Such a system raises questions about how it was formed. The team theorises that the triplet was originally a part of a large, dense cluster of stars. As the cluster moved closer to the supermassive black hole in the centre of the Milky Way, the black hole tore stars from the group, leaving behind the three we see today.
“It’s a complicated birth scenario,” says Kevin Burdge, a Pappalardo Fellow in MIT’s Department of Physics. “This system has probably been floating around in the Milky Way for longer than the Sun has been around.”
Normally, black widow binaries are found by observing the radiation emitted by the central pulsar. This time, the MIT team’s discovery was made by observing the flashing visible light coming from the pulsar’s smaller companion.
“I thought, instead of looking directly for the pulsar, try looking for the star that it’s cooking,” Burdge explains. Cooking is right. The companion star’s “day side” – the side which is perpetually facing the pulsar – can be several times hotter than the other side due to the constant radiation being shot at it by the pulsar.
The team looked through data taken from California’s Zwicky Transient Facility. If a star’s brightness changed by a factor of 10 or more on a timescale of about an hour or less, it was assumed to be a companion star orbiting tightly around a pulsar. The method was validated when the team correctly identified a dozen known black widow binaries.
They then spotted the star labelled ZTF J1406+1222, whose brightness changed by a factor of 13 every 62 minutes. Looking at data from the European Space Agency’s Gaia space telescope, the team noticed the third star trailing behind the central pair.
“This system is really unique as far as black widows go, because we found it with visible light, and because of its wide companion, and the fact it came from the galactic centre,” Burdge says. “There’s still a lot we don’t understand about it. But we have a new way of looking for these systems in the sky.”

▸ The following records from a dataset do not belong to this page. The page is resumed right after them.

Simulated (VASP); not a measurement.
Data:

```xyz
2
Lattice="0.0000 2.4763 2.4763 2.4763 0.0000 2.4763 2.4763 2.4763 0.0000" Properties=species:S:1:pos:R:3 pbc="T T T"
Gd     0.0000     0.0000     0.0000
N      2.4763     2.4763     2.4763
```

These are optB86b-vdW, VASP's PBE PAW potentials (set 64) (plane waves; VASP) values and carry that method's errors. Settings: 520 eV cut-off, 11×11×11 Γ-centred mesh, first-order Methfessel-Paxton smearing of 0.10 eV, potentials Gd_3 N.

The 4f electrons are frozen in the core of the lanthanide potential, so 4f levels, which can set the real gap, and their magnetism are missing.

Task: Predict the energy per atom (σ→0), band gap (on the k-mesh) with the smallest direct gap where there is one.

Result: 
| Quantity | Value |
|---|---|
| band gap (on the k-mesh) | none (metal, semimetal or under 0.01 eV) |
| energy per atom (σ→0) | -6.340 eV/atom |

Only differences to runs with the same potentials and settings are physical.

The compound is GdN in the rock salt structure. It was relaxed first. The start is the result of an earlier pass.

Oddly, though, the team have not detected the usual gamma or X-ray emissions expected from a pulsar in a black widow binary. “The one thing we know for sure is that we see a star with a day side that’s much hotter than the night side, orbiting around something every 62 minutes,” Burdge says. “Everything seems to point to it being a black widow binary. But there are a few weird things about it, so it’s possible it’s something entirely new.”
Further research on the system will be done and the team also plans to use their new method to identify more black widows.
Evrim Yazgin has a Bachelor of Science majoring in mathematical physics and a Master of Science in physics, both from the University of Melbourne.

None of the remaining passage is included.